Personal Loans: Secured or unsecured

If you are thinking about taking out a personal loan it's a good idea to get familiar with the types of loans on offer, especially the difference between secured and unsecured loans. Lending institutions offer both but which one is best for you?

Secured personal loans

Regardless of how much you want to borrow, you should ensure that you know the difference between a secured loan and an unsecured one so that you can make an informed decision as to which will suit your needs best. Secured loans are often used to get funds for home equity and renovations, business loans and other major purchases like a car, boat or caravan.

Secured loans require you to surrender something of value to the lending institution which will become the collateral until the loan has been repaid. Such collateral could be:

  • Property deeds
  • A car or boat
  • Items of jewelery
  • Art pieces

In the event that you fail to repay the loan, the lending institution is entitled to sell your security item to recoup their money and if the sale doesn't cover the full amount of the loan, you will have lost your property and still owe money!

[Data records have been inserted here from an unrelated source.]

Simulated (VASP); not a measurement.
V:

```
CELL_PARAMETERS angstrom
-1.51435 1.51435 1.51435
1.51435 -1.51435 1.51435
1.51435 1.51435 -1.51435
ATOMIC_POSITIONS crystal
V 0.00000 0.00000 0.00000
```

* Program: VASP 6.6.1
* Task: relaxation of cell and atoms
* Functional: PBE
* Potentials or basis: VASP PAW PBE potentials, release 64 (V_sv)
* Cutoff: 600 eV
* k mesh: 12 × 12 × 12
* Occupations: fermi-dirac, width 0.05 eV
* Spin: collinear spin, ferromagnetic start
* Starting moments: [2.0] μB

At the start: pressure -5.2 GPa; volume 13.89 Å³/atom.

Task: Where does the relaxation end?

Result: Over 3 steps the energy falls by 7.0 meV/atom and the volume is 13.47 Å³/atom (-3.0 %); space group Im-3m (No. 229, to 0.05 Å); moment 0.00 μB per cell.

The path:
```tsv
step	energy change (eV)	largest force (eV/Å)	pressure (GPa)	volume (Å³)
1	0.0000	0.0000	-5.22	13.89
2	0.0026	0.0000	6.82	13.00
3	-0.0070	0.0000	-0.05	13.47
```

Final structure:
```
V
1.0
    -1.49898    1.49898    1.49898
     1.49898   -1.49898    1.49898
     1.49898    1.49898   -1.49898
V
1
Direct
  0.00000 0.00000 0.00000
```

Information about unsecured personal loans

With an unsecured loan you are not required to surrender anything for the purpose of collateral. While this means that you will not lose anything other than your credit rating if you fail to pay, it should be noted that the interest rates on unsecured loans are usually much higher than those generated by a secured loan. As a result, unsecured personal loans are much harder to get as the lending institution will not have anything of value to hold as security against the loan.

Unsecured loans are what people apply for when they need money for student loans, small business loans, and extra funds to carry out minor household repairs and for small personal loans.

The main rule though, whether you are looking at a taking out a secured or unsecured loan is to make sure that you don't borrow more than you can afford to repay.

Using a guarantor for an unsecured personal loan

Another way to increase your chances of being granted an unsecured personal loan is to ask someone to be a guarantor.

Usually this will be parents of grandparents, who have assets and will sign a legal document promising that if you fail to pay your loan debt, that the bank can take the guarantor's assets.

Even though the bank can come after the guarantor first, they usually come after you as the debtor first. Also if they do take your assets, the guarantor is still not off the hook. For example if your assets are equal to ten thousand dollars but the debt you owe the bank is fifteen thousand, then the guarantor is still liable for the other five thousand.

The other way for the bank to take what you owe is to simply go straight to the guarantor. Keep in mind this does not mean you can go borrowing money, never pay it back and get away with it. After the guarantor has paid your debt to the bank, they have all the legal rights that the bank would have had to chase you for the debt they had to pay. This means you could be getting sued by granny.

Of course this is only in the unfortunate cases, if you are responsible in paying back your debt, at the end of the loan the guarantor is off the hook. This is one of the best ways to gain an unsecured personal loan, especially for those with no assets, such as students or people starting out their financial life.